In [1]:
import requests

from database import *

from geoalchemy2 import WKTElement
from shapely.geometry import shape
from tqdm import tqdm

import json

In [2]:
def get_api_collections(base_api):
    """
    Returns the collections endpoint from the API base URL
    For example:
    https://api.hamburg.de/datasets/v1/fahrradhaeuschen/
    returns the response from:
    https://api.hamburg.de/datasets/v1/fahrradhaeuschen/collections
    """
    # the header we send with our requests
    headers = {'Content-Type': 'application/json'}

    base_response = requests.get(base_api, headers=headers)

    # check if the request was successful
    if base_response.status_code == 200:

        base_json = base_response.json()
        base_links = base_json['links']

        # find the link with the rel 'data'
        for base_link in base_links:
            if base_link['rel'] == 'data':
                collections_api = base_link['href']

                collections_response = requests.get(collections_api, headers=headers)

                # check if the request was successful
                if collections_response.status_code == 200:
                    collections_json = collections_response.json()

                    return collections_json['collections']

def get_items_endpoint(collection):
    """
    Returns the correct items endpoint from a collection response
    """

    # check if the request was successful
    collection_links = collection['links']

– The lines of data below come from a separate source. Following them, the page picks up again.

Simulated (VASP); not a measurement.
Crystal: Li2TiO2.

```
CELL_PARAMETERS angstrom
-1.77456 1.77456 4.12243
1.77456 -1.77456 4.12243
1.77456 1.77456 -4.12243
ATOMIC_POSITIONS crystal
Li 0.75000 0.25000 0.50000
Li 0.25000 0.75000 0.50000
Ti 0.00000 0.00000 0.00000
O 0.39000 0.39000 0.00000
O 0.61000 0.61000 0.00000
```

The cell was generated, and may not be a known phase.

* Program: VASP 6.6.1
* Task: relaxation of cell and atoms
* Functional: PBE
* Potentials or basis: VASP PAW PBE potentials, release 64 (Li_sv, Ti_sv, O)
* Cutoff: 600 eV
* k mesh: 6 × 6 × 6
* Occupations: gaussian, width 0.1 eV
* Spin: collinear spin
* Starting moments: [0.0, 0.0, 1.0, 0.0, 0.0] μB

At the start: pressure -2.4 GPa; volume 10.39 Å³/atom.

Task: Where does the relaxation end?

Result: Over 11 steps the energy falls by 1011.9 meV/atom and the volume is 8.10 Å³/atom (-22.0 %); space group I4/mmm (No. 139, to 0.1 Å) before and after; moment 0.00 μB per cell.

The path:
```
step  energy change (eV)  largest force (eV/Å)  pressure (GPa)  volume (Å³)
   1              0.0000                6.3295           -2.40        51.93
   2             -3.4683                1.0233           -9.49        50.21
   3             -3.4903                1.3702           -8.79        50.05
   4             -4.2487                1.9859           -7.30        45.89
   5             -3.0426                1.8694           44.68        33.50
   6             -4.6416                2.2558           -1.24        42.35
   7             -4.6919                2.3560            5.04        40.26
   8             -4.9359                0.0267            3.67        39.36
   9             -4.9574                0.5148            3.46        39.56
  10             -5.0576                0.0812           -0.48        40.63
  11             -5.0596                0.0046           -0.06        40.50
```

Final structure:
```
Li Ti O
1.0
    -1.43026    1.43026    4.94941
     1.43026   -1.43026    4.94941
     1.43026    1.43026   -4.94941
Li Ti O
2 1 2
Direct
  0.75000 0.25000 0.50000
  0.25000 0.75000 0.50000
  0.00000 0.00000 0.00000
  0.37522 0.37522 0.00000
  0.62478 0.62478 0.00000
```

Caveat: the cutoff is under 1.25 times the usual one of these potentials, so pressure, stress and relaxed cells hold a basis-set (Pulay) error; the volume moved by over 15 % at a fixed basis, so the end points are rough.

    # find the link with the rel 'items'
    # and the type 'application/json' or 'application/geo+json'
    for collection_link in collection_links:
        if collection_link['rel'] == 'items' and collection_link['type'] in ACCEPTED_JSON_TYPES:
            return collection_link['href']
        
def request_items(collection, verbose=False):
    """
    Takes in a Collection object from the database and requests the dataset items from the API.
    Returns the GeoJSON response from the API or None if the request failed.
    """

    url = collection.url
    entries = collection.entries

    # also add the limit parameter to the url
    # it controls how many items are returned
    url = url + f'&limit={entries}'
    response = requests.get(url)

    if response.status_code == 200:

        response_json = response.json()
        if verbose: print(f'{response_json["numberReturned"]} items returned from {response_json["totalFeatures"]}')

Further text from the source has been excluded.